Once you’ve copied the program to Turbo, the first step is to compile it and make sure it works. Give it a few declarations, and then a begin-block. Try something like:
va (for VAR A)
vb (for VAR B)
vc (for VAR C)
b (for BEGIN)
a=b
b=c
e. (for END.)
As usual, you should also make some deliberate errors, and verify that the program catches them correctly.
Declaring a Procedure
If you’re satisfied that our little program works, then it’s time to deal with the procedures. Since we haven’t talked about parameters yet, we’ll begin by considering only procedures that have no parameter lists.
As a start, let’s consider a simple program with a procedure, and think about the code we’d like to see generated for it:
PROGRAM FOO;
.
.
PROCEDURE BAR; BAR:
BEGIN .
. .
. .
END; RTS
BEGIN { MAIN PROGRAM } MAIN:
. .
. .
FOO; BSR BAR
. .
. .
END. END MAIN
Here I’ve shown the high-order language constructs on the left, and the desired assembler code on the right. The first thing to notice is that we certainly don’t have much code to generate here! For the great bulk of both the procedure and the main program, our existing constructs take care of the code to be generated.

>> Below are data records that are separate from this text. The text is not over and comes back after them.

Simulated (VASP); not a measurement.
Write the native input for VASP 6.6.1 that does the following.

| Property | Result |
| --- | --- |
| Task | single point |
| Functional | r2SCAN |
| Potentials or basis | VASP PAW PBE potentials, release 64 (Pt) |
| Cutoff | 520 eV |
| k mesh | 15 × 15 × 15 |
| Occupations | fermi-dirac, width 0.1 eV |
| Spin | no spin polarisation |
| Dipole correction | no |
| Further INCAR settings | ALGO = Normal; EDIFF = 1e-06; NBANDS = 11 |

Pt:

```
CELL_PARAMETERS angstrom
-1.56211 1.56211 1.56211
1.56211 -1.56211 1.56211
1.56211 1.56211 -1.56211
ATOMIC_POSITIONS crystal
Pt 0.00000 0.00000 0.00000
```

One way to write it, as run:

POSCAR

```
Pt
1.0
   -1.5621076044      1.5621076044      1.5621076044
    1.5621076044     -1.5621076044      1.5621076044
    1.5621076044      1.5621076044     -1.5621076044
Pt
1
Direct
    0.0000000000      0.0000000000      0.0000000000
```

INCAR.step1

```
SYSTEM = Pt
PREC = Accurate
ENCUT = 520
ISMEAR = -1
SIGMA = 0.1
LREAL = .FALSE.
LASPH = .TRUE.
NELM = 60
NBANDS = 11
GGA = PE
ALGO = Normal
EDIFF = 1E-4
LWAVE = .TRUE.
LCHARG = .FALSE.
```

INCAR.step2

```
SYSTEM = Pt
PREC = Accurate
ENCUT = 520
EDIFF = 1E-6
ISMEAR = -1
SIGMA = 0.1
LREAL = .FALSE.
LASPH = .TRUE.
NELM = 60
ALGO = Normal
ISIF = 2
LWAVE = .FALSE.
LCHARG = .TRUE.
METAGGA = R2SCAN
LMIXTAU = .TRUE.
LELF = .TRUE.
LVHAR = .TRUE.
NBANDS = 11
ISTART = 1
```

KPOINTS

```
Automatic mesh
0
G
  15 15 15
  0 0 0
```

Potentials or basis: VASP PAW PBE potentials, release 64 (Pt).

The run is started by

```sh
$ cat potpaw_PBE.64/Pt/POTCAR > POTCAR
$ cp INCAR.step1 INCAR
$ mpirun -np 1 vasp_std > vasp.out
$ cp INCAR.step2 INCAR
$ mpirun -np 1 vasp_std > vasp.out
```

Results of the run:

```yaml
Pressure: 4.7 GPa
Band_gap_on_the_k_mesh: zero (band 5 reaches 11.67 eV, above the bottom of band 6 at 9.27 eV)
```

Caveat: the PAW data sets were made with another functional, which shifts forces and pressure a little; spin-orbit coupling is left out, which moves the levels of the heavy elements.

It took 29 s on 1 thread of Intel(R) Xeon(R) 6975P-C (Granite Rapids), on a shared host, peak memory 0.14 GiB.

The key to dealing with the body of the procedure is to recognize that although a procedure may be quite long, declaring it is really no different than declaring a variable. It’s just one more kind of declaration. We can write the BNF:
<declaration> ::= <data decl> | <procedure>
This means that it should be easy to modify TopDecl
to deal with
procedures. What about the syntax of a procedure? Well, here’s
a suggested syntax, which is essentially that of Pascal:
<procedure> ::= PROCEDURE <ident> <begin-block>
There is practically no code generation required, other than that
generated within the begin-block. We need only emit a label at
the beginning of the procedure, and an RTS
at the end.
Here’s the required code:
{--------------------------------------------------------------}
{ Parse and Translate a Procedure Declaration }
procedure DoProc;
var N: char;
begin
Match('p');
N := GetName;
Fin;
if InTable(N) then Duplicate(N);
ST[N] := 'p';
PostLabel(N);
BeginBlock;
Return;
end;
{--------------------------------------------------------------}
Note that I’ve added a new code generation routine, Return, which
merely emits an RTS
instruction. The creation of that routine is
“left as an exercise for the student.”
To finish this version, add the following line within the Case statement in DoBlock:
'p': DoProc;
I should mention that this structure for declarations, and the BNF that drives it, differs from standard Pascal. In the Jensen & Wirth definition of Pascal, variable declarations, in fact all kinds of declarations, must appear in a specific sequence, i.e. labels, constants, types, variables, procedures, and main program. To follow such a scheme, we should separate the two declarations, and have code in the main program something like
DoVars;
DoProcs;
DoMain;
However, most implementations of Pascal, including Turbo, don’t require that order and let you freely mix up the various declarations, as long as you still don’t try to refer to something before it’s declared. Although it may be more aesthetically pleasing to declare all the global variables at the top of the program, it certainly doesn’t do any harm to allow them to be sprinkled around. In fact, it may do some good, in the sense that it gives you the opportunity to do a little rudimentary information hiding. Variables that should be accessed only by the main program, for example, can be declared just before it and will thus be inaccessible by the procedures.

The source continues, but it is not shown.